Recommender systems: value-alignment, reinforcement learning, and ethics

Recommendations are a game — a dangerous game (for us).

Published in

Towards Data Science

8 min readJul 25, 2020

This story appeared in my weekly writing on making automation and AI accessible and fair, at Democratizing Automation.

This encompasses a brief intro to recommendation systems online, ethics of such systems, ways we can formulate human reward, and views of human recommendations as a slowly updated batch reinforcement learning problem (the game, where our reward is not even in the loop).

A brief overview of recommender systems

The news feed systems, so to say. The recommender systems (Wikipedia had the most to the point summary for me) decide what content to give us, which is a function of our profile data and our past interactions. The interactions can include many things depending on the interface (mobile vs desktop) and platform (app, operative system, webpage). Netflix, often touted as making the most advancements to the technology, has a webpage describing some of their research in the area.

What kind of machine learning do these systems use? A survey from 2015 found that many applications used decision trees and Bayesian methods (because they give you interpretability). Only 2 years later there was a survey on exclusively deep learning approaches. I think many companies are using neural networks and are okay with the tradeoff of dramatically improved performance at the cost of interpretability — it’s not like they would tell the customer why they’re seeing certain content, would they?

I drew up a fun diagram that is your baseline, and it’ll be expanded throughout the article. It’s a sort of incomplete reinforcement learning framework of the agent takes action a -> environment moves to state s -> returns reward r.

Clickthrough led to clickbait

Clickthrough (a heuristic of engagement, reward) was an early metric used to create recommendations. The clickbait problem (open link, close it immediately) led to a dwell time metrics on pages. I have been satisfactorily burnt out of clickbait sites, so I started this direct-to-reader blog. That’s just the surface level effect for me, and I am sure there’s more. At one point, Facebook’s go-to metric for a while was the usage of the click to share button — okay, you get the point, on to the paper.

I found a paper from a workshop on Participatory Approaches to Machine Learning (when you look closer, there are many great papers to draw on, I will likely revisit) at the International Conference on Machine Learning last week. When you see block quotes, they are from What are you optimizing for? Aligning Recommender Systems with Human Values, Stray et. al, 2020. There’s some great context on how the systems are used and deployed.

Most large production systems today (including Flipboard (Cora, 2017) and Facebook (Peysakhovich & Hendrix, 2016)) instead train classifiers on human-labelled clickbait and use them to measure and decrease the prevalence of clickbait within the system.

Human labeled content is a bottleneck when generated content outpaces labeling capacity. Also, labeling a classifier will be outdated immediately at deployment (constantly moving test set). There are also companies that won’t describe how they operate. Another point regarding industry usage I found interesting is:

Spotify is notable for elaborating on the fairness and diversity issues faced by a music platform. Their recommendation system is essentially a two-sided market, since artists must be matched with users in a way that satisfies both, or neither will stay on the platform.

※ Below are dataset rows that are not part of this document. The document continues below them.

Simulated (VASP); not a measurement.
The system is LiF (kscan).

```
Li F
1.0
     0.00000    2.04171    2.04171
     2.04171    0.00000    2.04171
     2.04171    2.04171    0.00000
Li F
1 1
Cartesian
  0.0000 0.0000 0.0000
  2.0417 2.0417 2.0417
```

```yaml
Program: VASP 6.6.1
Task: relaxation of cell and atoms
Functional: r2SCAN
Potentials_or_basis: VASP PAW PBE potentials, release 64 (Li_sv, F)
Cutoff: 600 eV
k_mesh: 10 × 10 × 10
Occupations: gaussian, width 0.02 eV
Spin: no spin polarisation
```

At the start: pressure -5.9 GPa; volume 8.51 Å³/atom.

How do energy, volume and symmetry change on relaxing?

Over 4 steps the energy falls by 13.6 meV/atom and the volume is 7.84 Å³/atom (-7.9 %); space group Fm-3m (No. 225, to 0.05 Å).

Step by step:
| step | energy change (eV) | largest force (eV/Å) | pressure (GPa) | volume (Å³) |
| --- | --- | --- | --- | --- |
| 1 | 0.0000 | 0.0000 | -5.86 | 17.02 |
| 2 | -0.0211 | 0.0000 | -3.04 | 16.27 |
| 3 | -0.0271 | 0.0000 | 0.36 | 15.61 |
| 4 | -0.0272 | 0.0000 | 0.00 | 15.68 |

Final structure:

And, obvious comment below, but requisite.

Especially when filtering social media and news content, recommenders are key mediators in public discussion. Twitter has attempted to create “healthy conversation” metrics with the goal to “provide positive incentives for encouraging more constructive conversation” (Wagner, 2019).

My impression of the learned models is: If the big companies do it, it’s because it works. Again, don’t assume malintent, assume profits. Now that we have covered how the companies are using their platforms to addict us to their advertisements, here is a small update to our model — a feedback loop and bidirectional arrows.

Ethics of Recommender Systems

Our computers are deciding what to put in front of us, primarily so that the companies retain us as reliable customers. What could go wrong? What are you okay with robots recommending for you? Your social media content — okay. How I decide my career path — I don’t know.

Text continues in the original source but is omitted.